Hamilton City Council’s Light Rail Transit Sub-Committee is continuing onward, without Metrolinx involvement.
The Committee will meet on Thursday, October 16, at 1:30 p.m. to formally add six representatives of equity-deserving groups to its membership, and will be briefed by City of Hamilton staff regarding feedback the City has provided to Metrolinx in response to the latest LRT conceptual design updates.
The meeting will be livestreamed on YouTube. The full agenda package is here.

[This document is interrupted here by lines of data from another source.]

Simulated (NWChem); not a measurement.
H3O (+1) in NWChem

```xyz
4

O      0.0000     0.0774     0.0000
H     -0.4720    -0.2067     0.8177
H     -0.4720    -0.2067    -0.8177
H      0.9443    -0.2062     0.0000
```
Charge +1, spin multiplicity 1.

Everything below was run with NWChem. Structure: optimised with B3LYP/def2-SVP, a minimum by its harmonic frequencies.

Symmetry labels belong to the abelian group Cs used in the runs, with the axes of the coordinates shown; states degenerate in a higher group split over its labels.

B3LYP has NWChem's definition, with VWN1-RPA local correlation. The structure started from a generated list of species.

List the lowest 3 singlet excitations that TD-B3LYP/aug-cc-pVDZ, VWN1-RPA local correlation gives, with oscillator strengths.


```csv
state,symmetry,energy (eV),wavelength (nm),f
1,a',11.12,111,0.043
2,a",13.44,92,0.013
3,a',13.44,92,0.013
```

Metrolinx Moving Forward on Project, No Public Updates from the Provincial Agency
The Government of Ontario is responsible for building the budgetted $3.2-billion LRT project, with Metrolinx serving as the provincial agency in charge. Metrolinx has full legislated authority to construct the project, and the City of Hamilton is required to facilitate any actions requested of it by the agency. The federal Government of Canada is funding 50 per cent of the project cost.
Metrolinx and the Government of Ontario will make all final decisions on the project.
The project is presently in the request for proposals phase of main construction bidding. Early “enabling works” are underway, such as the installation of new watermain trunks on Main Street East that will replace the existing trunk on Queenston Road, and ongoing demolition of buildings as part of right-of-way widening.
City Provides Feedback Regarding Conceptual Design
The City of Hamilton’s draft feedback regarding the most recent conceptual designs for the LRT is being presented to the Sub-Committee.
The 24-page feedback presentation package visually displays hundreds of comments being submitted to Metrolinx on issues such as location and design of pedestrian crossing locations, opportunities for new street tree locations, changes to proposed bike lanes, and egress design for emergency services (fire and EMS) along the route.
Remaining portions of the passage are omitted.